Coming home. It’s the story of the Scriptures. It’s our story too, is it not?

This question of homecoming became expressed most deeply when the nation of Israel went into exile in Babylon in 587 B.C. Living far from the land they knew as home, a home that was destroyed and left barren, the Israelites began to ask profoundly penetrating questions. Why did this happen? Why are we here? Will we ever be able to go home?

Perhaps you’ve asked these same questions as well. Living away from home is painful. The memories of how things were, or should be, clash against the backdrop of how things are, creating a hunger and a yearning for home. This is what lies behind much of the Scriptures—a yearning to be home again.

Why did this happen? Why am I here? Will I ever be able to go home again?

The word “repent” in Hebrew is a fascinating word. It’s the word teshuva. Teshuva means much more than what we commonly see repentance as being: merely feeling sorry for what you’ve done. Rather, it carries with it the idea of “returning.” To repent, therefore, is to return, to come home again.

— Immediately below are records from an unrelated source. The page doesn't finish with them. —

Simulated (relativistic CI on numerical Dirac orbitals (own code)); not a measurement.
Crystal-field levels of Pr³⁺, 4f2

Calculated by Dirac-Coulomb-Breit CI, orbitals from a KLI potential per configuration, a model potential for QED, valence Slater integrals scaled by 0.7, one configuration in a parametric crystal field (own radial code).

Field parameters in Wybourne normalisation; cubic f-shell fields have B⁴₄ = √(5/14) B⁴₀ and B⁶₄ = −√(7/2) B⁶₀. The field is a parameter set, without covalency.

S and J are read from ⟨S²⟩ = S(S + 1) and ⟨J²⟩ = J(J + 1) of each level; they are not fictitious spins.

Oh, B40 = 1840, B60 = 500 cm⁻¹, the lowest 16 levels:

So when God calls His people to repent in the Scriptures, He is not merely telling them to feel sorry for what they have done in the past. He is not wagging His finger, scolding His children for where they have been and what they have been doing. No. God is inviting His people to come home again, to live as they were created to live, a life of harmony with God. Repent. Teshuva, Return. Please come home again.

Perhaps you know what this yearning to be home is like. Perhaps you feel like it is impossible to ever go home, like there’s simply too much that has gone on. Repent. Teshuva. Come home again. God is waiting. He’s been waiting all along... for you to come home.

GOING DEEPER:

1. When you hear the word “return,” what comes to mind?

2. What prevents you from “coming home”?